Why might this be the case?

  1. There are many stores of value available to the public nowadays
  2. Total nominal spending depends on total wealth across all stores of value
  3. The Fed’s control over one such assets is basically irrelevant
  4. The causal channel cannot be money as a store of value
  5. The role of the dollar as a unit of account is social convention
  6. The Fed’s OMOs do not affect the unit of account
  7. At best they affect the media of exchange’s relation to the unit of account

Why does the medium of exchange defy control?

  1. There are many media of exchange available to the public nowadays
  2. Suppose there is a stable relationship between nGDP and the quantity of 10 dollar bills
  3. If the Fed tried OMOs of 5 dollar bills in exchange for 10 dollar bills
  4. It seems unlikely nGDP rises just because the quantity of 10 dollar bills rises
  5. Instead, the velocity of 10 dollar bills would just fall and people would use other forms of payment
  6. Asset swaps of nigh-identical assets don’t do anything, including for T-bills and base money (especially given IOR)

Why might portfolio rebalancing not work?

  1. Traditionally, OMOs disturb the asset portfolios of investors and they want to correct for this
  2. Under the portfolio balancing effect, they buy up bonds till the higher price and lower yield re-equilibrates
  3. But when the Fed buys bonds via OMOs, these bonds don’t disappear and instead land on the Fed’s balance sheet, wich returns revenues to the Treasury
  4. The bond risk simply becomes a tax risk due to a change in the government’s balance sheet
  5. If private investors see through this, they will neutralise any changes in government debt holdings

How do money and credit adjust?

  1. Hence the Fed cannot control broad money and nGDP due to this Wallace neutrality
  2. This is a specific example of a deeper claim that moneyness is a spectrum
  3. Money is a means of final settlement, while credit is a promise to pay money i.e. to delay settlement
  4. But what counts as “final settlement” depends on where you stand, and so does what is money
  5. While money at any level might be scarce, credit is elastic i.e. monetary policy’s power is by affecting credit creation

This is a farrago of orthodox and heterodox ideas which I am at least sympathetic to, even if I remain skeptical.

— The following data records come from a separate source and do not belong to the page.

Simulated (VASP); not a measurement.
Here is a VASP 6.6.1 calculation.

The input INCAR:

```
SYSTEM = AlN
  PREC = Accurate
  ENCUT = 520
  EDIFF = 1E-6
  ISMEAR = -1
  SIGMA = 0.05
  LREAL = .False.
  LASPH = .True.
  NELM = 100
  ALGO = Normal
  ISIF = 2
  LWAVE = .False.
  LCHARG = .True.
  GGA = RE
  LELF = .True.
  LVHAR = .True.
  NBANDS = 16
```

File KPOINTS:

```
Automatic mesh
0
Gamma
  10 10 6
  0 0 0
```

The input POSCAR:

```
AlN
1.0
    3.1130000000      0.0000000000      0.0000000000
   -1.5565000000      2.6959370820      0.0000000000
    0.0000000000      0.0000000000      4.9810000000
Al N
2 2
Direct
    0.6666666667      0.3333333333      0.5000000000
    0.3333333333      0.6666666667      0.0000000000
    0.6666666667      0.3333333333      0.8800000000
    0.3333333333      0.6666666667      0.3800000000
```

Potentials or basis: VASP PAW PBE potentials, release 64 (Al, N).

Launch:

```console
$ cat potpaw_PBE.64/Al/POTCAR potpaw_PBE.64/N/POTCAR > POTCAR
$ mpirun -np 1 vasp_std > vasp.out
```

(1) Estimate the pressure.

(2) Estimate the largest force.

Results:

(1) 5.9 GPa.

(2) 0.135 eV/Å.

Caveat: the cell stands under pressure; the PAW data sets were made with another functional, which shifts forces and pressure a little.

But Trevor, this is wildly counterfactual. Money is by all empirical measures non-neutral in the short run and neutral in the long run - and monetary policy can affect credit creation. In practice, Wallace neutrality does not seem true. For one, people do not “see through” government balance sheets a la Modigliani-Miller. Base money isn’t just held for reasons of pecuniary returns, which is one of the conditions for Wallace neutrality. And if OMOs or QE allow some sort of liquidity or risk transformation for heterogenous consumers, it may change the nominal and real wealth and debt.

Let me sort out what I believe out of this. Firstly, money can be non-neutral even when all of this is true, if you believe that its only use is to coordinate people’s expectations. In other words, it picks the good sunspot for us and works because everyone thinks everyone else acts as though it works. So the non-neutrality of money is observationally equivalent for this story and the conventional one.

Secondly, Wallace neutrality is indeed probably nonsense in real life. But what do asset swaps do? Insofar as they occur at market price, I don’t thik they really change bank capital. I guess ordinary OMOs make lending a bit cheaper or bind them to the IOR/ONRRP rate, though the idea that this one federal funds rate is mechanically significant for credit creation in the broader economy is somewhat suspicious. In part, this is because banks finance much of their lending nowadays via borrowing from the public.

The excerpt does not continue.